Creative Mango Popsicle Recipes: Taste tested by adults, kids and dogs!

Kids, adults, and even dogs, love the refreshing, ice-cold flavor of fresh fruit popsicles on a steamy summer day. A mango’s natural sweetness and tropical vibrancy is the perfect component for healthy, naturally sweet popsicles that you can eat day and night!

Chef Svea and I threw a popsicle party in the Crespo Organic Kitchen last week, turning all the creative ideas we had swirling in our heads into in-the-flesh sweet, frozen treats. We had a few taste testers guiding us—even my dog got involved (as is typical of him). We experimented using different mango varietals and stages of ripeness. We tinkered with kinds of sweetness, using honey and mango pit syrup as sweeteners and experimenting with not adding sweetener at all.

What did we learn? Individual palettes prefer different kinds of popsicles, in the same way that each palette prefers a different varietal of mango. Though they all turned out to be amazing, we couldn’t agree on our favorites. I preferred the Tommy Atkins mango varietal in all of these popsicle recipes. They added an excellent balance of tart and sweet, with a punch of vibrant flavor. Chef Svea favored the Kent mango varietal, noticing that they were not only sweeter and richer, which she preferred, but smoother with little noticeable fibers (she has braces; she should know). A few of our tiny taste testers chose the Ataulfo popsicles as their favorite, but I think that’s because they tasted the sweetest—way too sweet for my lack of a sweet tooth.

All in all, I suppose the Kent and the Tommy Atkins were the cumulative favorite varietals. Of course, the Keitts would have likely been the best of all, but those are just on the verge of becoming available!

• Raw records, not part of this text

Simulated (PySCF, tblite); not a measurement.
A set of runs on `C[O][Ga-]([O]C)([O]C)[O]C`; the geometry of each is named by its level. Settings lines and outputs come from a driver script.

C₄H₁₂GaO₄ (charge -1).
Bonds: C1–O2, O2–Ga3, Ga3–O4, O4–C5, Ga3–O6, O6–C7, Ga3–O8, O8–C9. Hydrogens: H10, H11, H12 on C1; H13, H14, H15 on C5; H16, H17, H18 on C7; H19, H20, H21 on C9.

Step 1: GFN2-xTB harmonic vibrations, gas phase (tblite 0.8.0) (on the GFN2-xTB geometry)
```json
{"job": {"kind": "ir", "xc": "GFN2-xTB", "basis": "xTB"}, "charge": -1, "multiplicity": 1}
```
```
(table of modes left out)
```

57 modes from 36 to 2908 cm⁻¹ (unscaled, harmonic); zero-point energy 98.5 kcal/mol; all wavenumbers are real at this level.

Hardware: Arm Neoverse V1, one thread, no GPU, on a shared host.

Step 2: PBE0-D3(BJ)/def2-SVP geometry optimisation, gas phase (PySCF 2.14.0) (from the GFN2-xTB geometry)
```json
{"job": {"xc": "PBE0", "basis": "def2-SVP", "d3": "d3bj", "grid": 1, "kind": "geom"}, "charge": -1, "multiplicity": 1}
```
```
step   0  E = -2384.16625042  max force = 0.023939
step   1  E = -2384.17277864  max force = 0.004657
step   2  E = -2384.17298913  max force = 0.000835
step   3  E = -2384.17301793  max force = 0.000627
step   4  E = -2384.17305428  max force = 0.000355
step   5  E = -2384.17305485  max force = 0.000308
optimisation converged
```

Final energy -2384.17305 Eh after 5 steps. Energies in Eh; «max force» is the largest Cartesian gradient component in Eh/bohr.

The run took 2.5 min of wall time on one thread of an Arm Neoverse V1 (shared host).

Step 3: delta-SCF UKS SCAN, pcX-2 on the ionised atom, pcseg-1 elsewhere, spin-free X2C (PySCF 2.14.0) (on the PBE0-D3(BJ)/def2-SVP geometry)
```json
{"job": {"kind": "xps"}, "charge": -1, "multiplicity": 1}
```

Here is the aftermath of our popsicle party! Try the recipes with whatever varietal you have available. Each varietal will make the recipe taste unique. Make sure your mangoes are ripe, but not overly ripe. Overly ripe mangoes work well in smoothies and sauces, but popsicles need more tart notes than an overly ripe mango has.

All of these recipes make about 10 popsicles

Mango Yogurt Smoothie Pops

Ingredients

1 medium ripe mango (1 -1/2 cup chopped mango)
1 chopped banana
1 cup plain yogurt
¼ cup honey
¾ cup water
5-6 strawberries, chopped

Method

Place the mango, banana, yogurt, honey, and water in a blender, and blend until the mixture is smooth and creamy. Place the strawberries in the bottom of the popsicle molds. Pour the smoothie mixture into the molds until the molds are full. Place the popsicle mold covers over the popsicles, and insert the sticks. Freeze for about 4-6 hours before eating.

You can also freeze this recipe in ice cube trays and blend with regular milk of choice for an easy morning smoothie!

Mango Passion Fruit Popsicles

Ingredients

1 medium ripe mango (1 -1/2 cup chopped mango)
1 cup water
2 tablespoons honey
2 teaspoons lime zest
juice of 1 lime
2 passion fruits

Method

Place the mango, water, honey, lime zest and juice in a blender, and blend until totally smooth. Add the fruit and seeds from the passion fruit, and pulse on low for just a few seconds, allowing the passion fruit to mix in but not chop up the seeds.

Pour the mixture into popsicle molds and freeze for 6 hours.

Matcha Mango Popsicles

This is a multilayered popsicle. Prep all your ingredients and layers ahead for optimal efficiencies!

Ingredients

1/2 teaspoon matcha powder
½ cup hot water
½ cup full fat coconut milk
2 teaspoons honey, plus one more teaspoon for the mango layer
1/2 cup fresh chopped mango
¾ cup full fat coconut milk
¼ cup water

Method

Choose your preferred popsicle molds. The recipe should yield about 10 -12 normal sized popsicles. In a blender, combine the matcha, hot water, coconut milk and 2 teaspoons of honey, and blend until totally combined and creamy. Set aside in a glass measuring cup or other easy to pour cup.

Clean your blender and combine the mango, water, coconut milk and remaining teaspoon of honey, and blend until smooth and creamy. Also set aside in a glass measuring cup or easy to pour cup.

Starting with a mango layer, pour a portion in the bottom of each popsicle mold. This recipe yields 3 layers of each flavor, depending on the size of your molds, calling for the mango mixture to be thicker layers and the matcha layers to be thinner.

Place the molds in the freezer for about 10 minutes in between each layer, before adding each of the next layers. Once your layers are complete, assemble the tops of your popsicle molds and insert your popsicle sticks.

Freeze popsicles for at least 6 hours before eating!

Morning Mango Pops

Eat these healthy ice cold treats for breakfast on a hot day or for a healthy anytime snack!

Ingredients

1 large ripe mango – cubed
1 cup of yogurt or yogurt alternative
1 tablespoon honey
¼ cup water
5-6 fresh strawberries, sliced
½ cup of granola of choice

Method

Place the mango cubes, yogurt, honey and water in a blender, and blend until totally smooth. Pour the mango mixture into the popsicle molds, filling a little over half way. Place about 3-6 slices of strawberries into the popsicles molds pushing them down to various parts of the mold, bottom, middle and top.

Moisten the granola with a little of the mango mixture, and fill the remaining space of popsicle molds with the granola. Cover your molds, and insert the popsicle sticks.

Freeze for at least 6 hours before eating.

Popsicle Tip: Running hot water over the outside of the popsicle molds is the easiest way to remove popsicles from most molds.